Every year, some time during November and generally before any “black Friday” sales or anything like that, I’ll take a day off and spend a small fortune buying gifts for my family. Since I’ve been able to drive, it’s been a bit of a tradition for me, as I have the freedom to actually go out and buy gifts. Every year, I look forward to this one day off of my choosing, and every year I both enjoy it and end up with a sore foot or something because I trip over or have done too much walking.
This year was no exception. I took a Monday off and wandered around a bit. I went to a bunch of different shops and ended up buying presents for the parents, for my brother, my sister, my grandparents and my sister’s fiancee, since he’s basically part of the family now. I definitely overspent this year, but I’m proud to say that I got some really, really nice gifts AND not all of them are here yet. I actually avoid buying things online for two reasons, the first being that shipping things to Cyprus is hit and miss (I’ve had stuff arrive weeks and months late) but I also just enjoy going out and doing shopping.

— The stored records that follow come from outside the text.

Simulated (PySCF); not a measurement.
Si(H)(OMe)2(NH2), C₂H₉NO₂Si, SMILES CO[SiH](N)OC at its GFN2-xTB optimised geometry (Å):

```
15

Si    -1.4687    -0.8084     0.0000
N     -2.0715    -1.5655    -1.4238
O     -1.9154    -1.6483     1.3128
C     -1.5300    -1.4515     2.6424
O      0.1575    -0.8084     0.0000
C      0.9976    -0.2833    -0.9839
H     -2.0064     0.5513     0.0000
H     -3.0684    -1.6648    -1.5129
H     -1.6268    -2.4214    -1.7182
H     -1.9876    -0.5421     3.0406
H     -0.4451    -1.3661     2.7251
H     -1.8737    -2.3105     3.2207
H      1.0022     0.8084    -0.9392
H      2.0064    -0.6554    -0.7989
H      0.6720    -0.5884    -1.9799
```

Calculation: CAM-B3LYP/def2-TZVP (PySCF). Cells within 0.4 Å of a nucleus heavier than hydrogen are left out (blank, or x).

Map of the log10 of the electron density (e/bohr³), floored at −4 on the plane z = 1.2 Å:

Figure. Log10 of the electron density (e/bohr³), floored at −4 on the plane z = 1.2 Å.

So yeah, I had a really nice day. I went to a bunch of different shops and I had a very relaxing day. I also did a bunch of Pokemon Go between shops and noticed a couple of new Pokestops – the local guy with an Ingress account has been working hard, clearly – and I did a lot of walking. Which in turn made me kinda have a bit of a low blood sugar thing but that’s fine.
Since I’ve been alone and not working though, I’ve had time to think. That’s a bad thing because I think about… sad things. I thought about recommending a shopping trip to other people, but most people can’t afford to take a day off and go and buy present for their family. Most people can’t really afford to take a day off in general. I thought about how great it would be if we had a four day work week, but most people don’t even have a five day work week and many, many people work way more hours than they should, not out of choice but because they need to keep a roof over their heads.
This line of thinking always drags me down horrible holes. Most people are worse off than I am, but I’m the one complaining about stupid things. Makes me feel like I’m a selfish person. After all, I’m better off than a large number of Americans who, according to a 2017 report, can’t afford a $400 emergency. And I’m better off in other ways as well, the first thing I did this morning was pay €7.12 for a month’s supply of insulin, needles and test strips. If I lived in the US, I’d probably be rationing insulin. As we speak, there’s always some horrible thing going on, whether it’s the fate of those poor protestors in Hong Kong, the permanent poor in African nations or the rise of fascism across the planet.
So really, I have things good. Why the fuck am I complaining? I shouldn’t complain, should I?
Well, no. Just because my life is reasonably good, it doesn’t mean that my problems don’t exist or are less real than other people’s problems. I’m allowed to be stressed, to worry about work, to be tired and unhappy. At the same time, I have to accept that bad things happen and sometimes there’s nothing I can do about it, and what I can do is just a drop in the bucket. After all, I’ve been trying to avoid buying things that were made in China, I’ve been boycotting Nestle products as much as possible and I try to save power, reuse, recycle and all that where I can.
The world can be an awful place, but I do my best to be a good person and apologize when I’m not being a good person. It’s the least I can do.
Blimey, that took a rather… dark turn. I’m sorry about that. Sometimes though, we all need a little reminder to just be a bit nicer to each other.